How to Set a Default Email App on Any Device or Platform
When you click a mailto link on a website — the kind that's supposed to open a compose window — does it launch the wrong app? Or maybe you're tired of your phone asking which email client to use every single time. Setting a default email app tells your operating system which program to hand off all email-related tasks to, automatically. Here's how that works across the major platforms, and what to consider before you commit to one setup.
What "Default Email App" Actually Means
A default email app is the program your device opens whenever something triggers an email action. That includes:
- Clicking a mailto: link on a webpage
- Tapping an email address in a contact card
- Using "Share via email" from another app
- Composing a new message from a keyboard shortcut or system menu
The operating system maintains a list of protocol handlers — apps registered to handle specific types of actions. Email apps register themselves for the mailto: protocol. When you set a default, you're telling the OS: always use this one, don't ask.
How to Set the Default Email App by Platform
🖥️ Windows 10 and 11
- Open Settings → Apps → Default Apps
- Scroll down to find your email app (e.g., Outlook, Thunderbird, or a browser-based option via a browser set as default)
- Click on it and confirm the assignment, or search for "mail" and select your preferred app from the dropdown
On Windows, any installed app that registers for mailto: will appear in that list. If your preferred app isn't showing up, it may need to be installed and launched at least once first.
🍎 macOS
- Open the built-in Mail app
- Go to Mail → Settings (or Preferences on older versions) → General
- Find Default email reader and choose from the dropdown
Third-party apps like Spark, Airmail, or Outlook will appear here once installed. Unlike Windows, macOS routes this setting through the Mail app itself rather than through system settings.
Android
Android handles defaults on a per-app basis:
- Go to Settings → Apps (or Application Manager)

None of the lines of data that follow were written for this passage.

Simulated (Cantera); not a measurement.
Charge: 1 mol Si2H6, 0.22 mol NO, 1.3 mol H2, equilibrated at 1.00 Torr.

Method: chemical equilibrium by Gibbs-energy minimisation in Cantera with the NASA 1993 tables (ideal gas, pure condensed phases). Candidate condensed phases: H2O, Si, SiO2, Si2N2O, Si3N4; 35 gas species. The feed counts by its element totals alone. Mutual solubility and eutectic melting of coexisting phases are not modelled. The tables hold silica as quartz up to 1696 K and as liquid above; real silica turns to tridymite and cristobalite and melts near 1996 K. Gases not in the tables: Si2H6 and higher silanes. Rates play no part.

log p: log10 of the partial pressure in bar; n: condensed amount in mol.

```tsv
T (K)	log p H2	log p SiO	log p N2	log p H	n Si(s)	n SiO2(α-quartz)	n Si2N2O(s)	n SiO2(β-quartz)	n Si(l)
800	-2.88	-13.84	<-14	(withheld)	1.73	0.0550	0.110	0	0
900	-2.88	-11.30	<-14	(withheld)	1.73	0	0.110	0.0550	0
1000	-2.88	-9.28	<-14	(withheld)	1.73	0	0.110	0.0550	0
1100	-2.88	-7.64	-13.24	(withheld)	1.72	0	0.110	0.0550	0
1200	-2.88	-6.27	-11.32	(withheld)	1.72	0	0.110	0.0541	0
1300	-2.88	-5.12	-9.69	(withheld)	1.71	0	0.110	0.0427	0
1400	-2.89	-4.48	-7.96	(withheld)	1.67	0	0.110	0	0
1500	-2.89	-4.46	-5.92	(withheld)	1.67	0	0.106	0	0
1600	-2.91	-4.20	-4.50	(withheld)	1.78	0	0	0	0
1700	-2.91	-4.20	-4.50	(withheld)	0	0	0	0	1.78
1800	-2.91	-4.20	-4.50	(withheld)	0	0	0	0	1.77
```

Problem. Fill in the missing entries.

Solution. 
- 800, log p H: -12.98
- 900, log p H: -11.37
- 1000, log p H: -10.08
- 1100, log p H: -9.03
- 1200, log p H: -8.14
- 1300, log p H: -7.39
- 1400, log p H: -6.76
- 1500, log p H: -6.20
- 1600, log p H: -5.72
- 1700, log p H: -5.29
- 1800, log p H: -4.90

- Find your current default email app and tap Open by default → Clear defaults
- Then open your preferred app, or tap a mailto link and select the new app when prompted — check "Always"
Some Android manufacturers (Samsung, Google Pixel, etc.) add their own settings paths, so the exact menu names vary by device.
iPhone and iPad (iOS 14+)
Apple added the ability to change default email apps starting with iOS 14:
- Install your preferred email app (Gmail, Outlook, Spark, etc.)
- Go to Settings → scroll to and tap the email app
- Tap Default Mail App and select it
This only works with apps that have been updated to support this iOS feature. Older apps or apps that haven't added this capability won't appear in that setting.
Web Browsers (Chrome, Firefox, Edge)
If you use a web-based email client like Gmail or Outlook.com, your browser can handle mailto links:
- Chrome: Go to
chrome://settings/content/handlersand allow Gmail (or another site) to handle email links - Firefox: Settings → General → scroll to Applications → set
mailtoto your preferred web service - Edge: Similar to Chrome via Settings → Cookies and site permissions → Protocol handlers
This is especially relevant if you don't use a desktop email client at all.
Variables That Affect Your Setup
The right approach depends on several factors that differ from user to user:
| Variable | Why It Matters |
|---|---|
| Primary device | Each OS has a different settings path and level of flexibility |
| Email provider | Gmail, Outlook, iCloud, and custom domains behave differently |
| App type | Native desktop app vs. web client vs. mobile app each integrates differently |
| Workflow | Power users sending from multiple accounts need more control than casual users |
| App version | Older versions of apps may not support OS-level default registration |
The Spectrum of Email Setups
Not all users land in the same place:
Single-device, single-account users typically set it once and never think about it again. The built-in app (Apple Mail, Gmail on Android) handles everything cleanly.
Multi-platform users — someone who works on a MacBook, an iPhone, and a Windows PC — often need to configure defaults separately on each device and may choose a cross-platform app like Outlook or Spark specifically to get consistent behavior everywhere.
Browser-first users who live in web apps may find that configuring mailto handling in Chrome or Firefox is more useful than installing a dedicated email app at all.
Power users managing multiple accounts from different providers sometimes find that default app settings don't fully solve the problem — they need an app that can route outgoing mail from the right address depending on context, which goes beyond just setting a default.
One More Layer: Multiple Accounts in One App
Setting a default app and setting a default sending address within that app are two different things. Most email clients let you designate a primary account so that new messages always originate from a specific address. If you're managing personal and work email in the same app, that setting is worth checking separately once your default app is in place.
Your operating system, the apps you have installed, and how you actually move through your day all shape which configuration makes the most sense — and those details are specific to your own setup.